Mattress Firm shakes off bankruptcy to give Steinhoff a cushion
STEINHOFF International said yesterday that its US-based subsidiary Mattress Firm had emerged from bankruptcy, raising $525 million (R7.34 billion) in exit financing to support its operations.
Acting chief executive Danie van der Merwe said the firm managed to emerge from the cumbersome Chapter 11 process within the 45- to 60-day time-frame initially targeted.
Van der Merwe said the move would allow Mattress Firm to operate outside the stringent purses of its embattled parent.
“This short process has enabled Mattress Firm to strengthen its balance sheet and optimise its store footprint, and it emerges as a stronger and more competitive company,” Van der Merwe said.
“Today’s announcement is a further positive step in the wider Steinhoff restructuring process, which continues to make good progress.”
Steinhoff bought Mattress Firm for $3.8bn in 2016. However, the transaction proved a nightmare after the bed retailer filed for bankruptcy in October and announced that it was planning to close up to 700 stores.
Mattress Firm then proceeded with plans to speed through a US Chapter 11 bankruptcy within 45 to 60 days along with the court filing in Wilmington, Delaware.
The process included the shaving off of some of its more than $3.2bn debt, and using bankruptcy law power to break unattractive leases.
Mattress Firm also issued shareholdings to lenders in order to stay in business in a reconfigured business.

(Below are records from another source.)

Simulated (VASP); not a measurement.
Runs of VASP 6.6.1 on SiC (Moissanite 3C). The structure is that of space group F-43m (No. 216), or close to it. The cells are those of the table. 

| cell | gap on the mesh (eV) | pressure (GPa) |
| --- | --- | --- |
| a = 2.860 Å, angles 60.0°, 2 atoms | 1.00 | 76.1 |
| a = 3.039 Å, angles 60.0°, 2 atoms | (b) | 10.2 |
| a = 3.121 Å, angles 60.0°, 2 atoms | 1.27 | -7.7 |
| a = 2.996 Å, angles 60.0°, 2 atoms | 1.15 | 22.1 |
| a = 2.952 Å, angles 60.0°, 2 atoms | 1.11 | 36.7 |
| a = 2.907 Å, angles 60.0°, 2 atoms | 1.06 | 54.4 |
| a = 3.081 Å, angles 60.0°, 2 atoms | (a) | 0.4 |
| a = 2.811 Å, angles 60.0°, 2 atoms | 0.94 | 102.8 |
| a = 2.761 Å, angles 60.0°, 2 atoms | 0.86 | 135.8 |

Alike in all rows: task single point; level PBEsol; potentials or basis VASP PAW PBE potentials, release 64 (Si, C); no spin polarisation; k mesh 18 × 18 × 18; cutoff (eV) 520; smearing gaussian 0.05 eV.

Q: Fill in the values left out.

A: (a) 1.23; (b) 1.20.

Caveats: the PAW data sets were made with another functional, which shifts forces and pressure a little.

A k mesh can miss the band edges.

On Monday, Steinhoff appointed Louis du Preez as permanent chief executive to reignite its fortunes.
Du Preez and van Merwe were instrumental in steering Steinhoff and leading the restructuring of nearly $11bn in debt.
The appointment sent the stock rallying 16 percent, backed by the granting of the bankruptcy application to Mattress Firm.
Steinhoff shares rose 2.20 percent on the JSE yesterday to close at R1.86.